When self-criticism goes awry
Probably all of us have experienced punitive self-criticism, where we've judged ourselves more harshly and more persistently than we would anyone else. Most of us wish to be better people, which involves recognising wrongdoing, making amends and vowing never to repeat the same moral mistake again.
Unfortunately, many of us think that our moral ambition requires us to be very hard on ourselves lest we give in to a kind of complacency. We don't seem to appreciate readily that punitive self-criticism may undermine our morale, our motivation to change, and that it itself is a moral mistake.
In this article, I want to look at a common form of punitive self-criticism described in some of the literature as 'eternal penance' (this is not to be understood here primarily in a religious sense). This pattern of self-criticism is when someone does something wrong, they then recognise their wrongdoing and feel guilty, they try and make amends and vow never to repeat the mistake again, but all this reparative work nevertheless leads them back to where they started, as they continue to punish themselves with severe self-criticism.
You can see why this pattern is often called 'eternal penance' because the person believes that they are morally required to punish themselves indefinitely.
Perhaps an analogy will highlight how repeated punitive self-criticism is misguided. Say someone is convicted in a court of law for a crime, they serve their time, and during this, they show how penitent they are for their previous actions. The 'eternal penance' scenario is where such a person does the necessary moral work and yet puts themselves in the dock again for the same crime to be tried by the judge again-and again and again.
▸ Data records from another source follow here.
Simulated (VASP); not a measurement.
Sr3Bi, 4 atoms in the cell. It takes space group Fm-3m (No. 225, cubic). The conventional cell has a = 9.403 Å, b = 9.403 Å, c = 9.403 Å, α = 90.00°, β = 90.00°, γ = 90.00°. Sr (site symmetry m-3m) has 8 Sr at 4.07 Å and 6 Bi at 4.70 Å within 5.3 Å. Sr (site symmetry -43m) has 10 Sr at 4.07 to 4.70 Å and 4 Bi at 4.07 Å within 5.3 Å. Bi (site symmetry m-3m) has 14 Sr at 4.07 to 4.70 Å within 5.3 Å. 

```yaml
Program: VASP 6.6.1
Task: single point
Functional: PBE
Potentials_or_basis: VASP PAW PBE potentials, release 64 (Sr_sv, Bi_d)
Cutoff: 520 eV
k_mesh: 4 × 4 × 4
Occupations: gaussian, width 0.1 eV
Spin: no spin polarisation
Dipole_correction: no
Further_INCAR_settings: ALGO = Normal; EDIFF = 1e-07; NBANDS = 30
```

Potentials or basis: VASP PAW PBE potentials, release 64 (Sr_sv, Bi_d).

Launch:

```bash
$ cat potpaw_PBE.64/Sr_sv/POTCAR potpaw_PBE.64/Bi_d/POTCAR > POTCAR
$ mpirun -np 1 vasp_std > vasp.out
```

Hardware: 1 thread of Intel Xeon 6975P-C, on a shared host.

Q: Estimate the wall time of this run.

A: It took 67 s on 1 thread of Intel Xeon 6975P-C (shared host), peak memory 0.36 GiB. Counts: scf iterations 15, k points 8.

To treat oneself in this way is a moral mistake, as such criticism becomes a form of condemning oneself overall, which makes it much harder to become a better person (how can you keep on developing morally when your inner critic is telling you that you are to punish yourself indefinitely for any given act?). There has to be some faith, indeed some hope that in the future you can be different enough from the former you if moral progress is to be achieved, and unrelenting punitive self-criticism detracts from this by keeping you stuck in a ceaseless present.
To better understand the error in such forms of self-criticism, it is helpful to examine the function of the inner critic, In essence, the inner critic's main job is to evaluate our actions and related to this, our motivations. From a moral perspective, the inner critic is there to judge the rightness or wrongness of your acts and to respond accordingly.
In the case of where we've done the right thing, your inner critic should be there to acknowledge and affirm how you've acted, and to consider ways, if necessary, to repeat those actions in the future. In the case of actual wrongdoing, your inner critic's task is to determine the nature of the moral mistake, to work out how to make amends and how to show penitence.
While the latter scenario involves some careful evaluating (e.g. determining the extent of the wrongdoing or how much regret one should feel are not always easy judgement calls to make), we can see a clear distinction between constructive and damaging forms of self-criticism: the former is always focused on making actual moral improvements in behaviour, whereas the latter is fixated on punishment irrespective of a change of heart.
So if you find yourself still punishing yourself for a wrong you've committed, even though you've recognised why it's wrong, you've shown remorse, made amends (if possible) and never repeated it, then it is time to halt the harsh self-criticism, try and forgive yourself and move forward. If doing this on your own proves to be a challenge, seeking out a professional counsellor will aid you in tackling your inner critic, achieving self-forgiveness and building a more constructive and kinder inner critic.